Thursday, May 2, 2013

The Statistical World, part 4

From late 2011 through November 2012, my main math hobby was keeping track of the election data. On the morning of election day, I made a prediction as to how things would turn out in the 51 electoral college races (all 50 states and DC) and the 33 Senate races. I was using a mathematical system which gave a favorite in 83 of the 84 races and called one race (electoral college in Florida) a toss-up. I flipped a mental coin and gave Florida to Romney.

It turns out I'm not fantastic at flipping mental coins. Obama barely beat Romney in Florida. But in the other 83 races, my system picked the winner every time.

Nate Silver of the New York Times also made predictions in all 84 of these races. His system also called Florida a toss-up, which is a credit to both of us, but also a little lucky. In other elections, my system has called a race a toss-up and one side or the other won handily. In the other 83 races, Nate went 81-2, missing two Senate races in Montana and North Dakota, two results that my system got right.


So if we include my guessing call of Florida, I went 83-1 and Nate went 81-2. Our percentages are 98.8% and 97.6% respectively, both of which count as excellent when it comes to prognostication.

Are we geniuses or what?


Well, I'm going to say "or what". The general election polling data was non-stop for several months. Looking back at my records, there were 700 polls dealing with the 84 races in the last five weeks of the race. I started keeping daily track of the median electoral college result after Obama's disastrous first debate appearance, and his numbers did suffer. But then came the Biden-Ryan debate and second Obama-Romney debate and Romney finally repudiating his "47% comment" and the Obama advantage moved up to where it had been as of early October.  It was hard to pick winners because the races were not very close and the opinions were not taking huge swings, just small ones.


Here is the best data that shows Silver and I are not geniuses and that is the primary election season. This graph shows the ups and downs of the four candidates still in the race in February, Mitt Romney (green), Newt Gingrich (gray), Rick Santorum (brown) and Ron Paul (gold). I also tracked NONE OF THE ABOVE in black.

There were a lot of polls during this month, but not anywhere near the number there were in the general election. More than that, the Republican electorate was in an amazing state of flux. You can see Santorum climbed from third place to first place then back down to second in the space of four weeks. More than that, NONE OF THE ABOVE was holding steady at about 15% throughout the month.

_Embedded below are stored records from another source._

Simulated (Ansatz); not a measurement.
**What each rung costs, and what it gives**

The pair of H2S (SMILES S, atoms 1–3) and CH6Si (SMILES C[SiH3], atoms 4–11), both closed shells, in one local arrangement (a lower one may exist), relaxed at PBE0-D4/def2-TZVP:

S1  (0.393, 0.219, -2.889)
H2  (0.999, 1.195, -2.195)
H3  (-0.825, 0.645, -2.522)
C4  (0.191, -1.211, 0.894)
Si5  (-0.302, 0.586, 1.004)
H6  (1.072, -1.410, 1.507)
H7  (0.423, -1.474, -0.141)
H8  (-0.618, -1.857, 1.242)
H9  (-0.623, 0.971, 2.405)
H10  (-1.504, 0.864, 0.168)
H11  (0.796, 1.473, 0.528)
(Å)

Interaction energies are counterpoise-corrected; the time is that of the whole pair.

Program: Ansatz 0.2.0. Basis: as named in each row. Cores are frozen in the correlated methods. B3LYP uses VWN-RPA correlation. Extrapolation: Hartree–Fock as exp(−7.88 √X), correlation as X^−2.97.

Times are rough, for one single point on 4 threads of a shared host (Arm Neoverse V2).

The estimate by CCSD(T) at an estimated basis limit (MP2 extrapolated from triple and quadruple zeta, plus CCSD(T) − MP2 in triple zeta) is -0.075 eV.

In the primaries that month, Nate and I weren't scoring in the 98th or 99th percentiles. The data was sketchier and our predictions suffered. Predictions from polling data is a lot more accurate than predicting the results of sporting events, to give just one example, but even taking the average (or median) of a lot of polls can be shaky, especially when NONE OF THE ABOVE is well over 10% this close to the election.

Nate's book The Signal and the Noise is a study of why some predictions do well and others do not. He thinks that in the long run we are going to learn how to do better in general. I'm not convinced. Sometimes, the randomness inherent in a system will overwhelm the cleverest human prediction methods.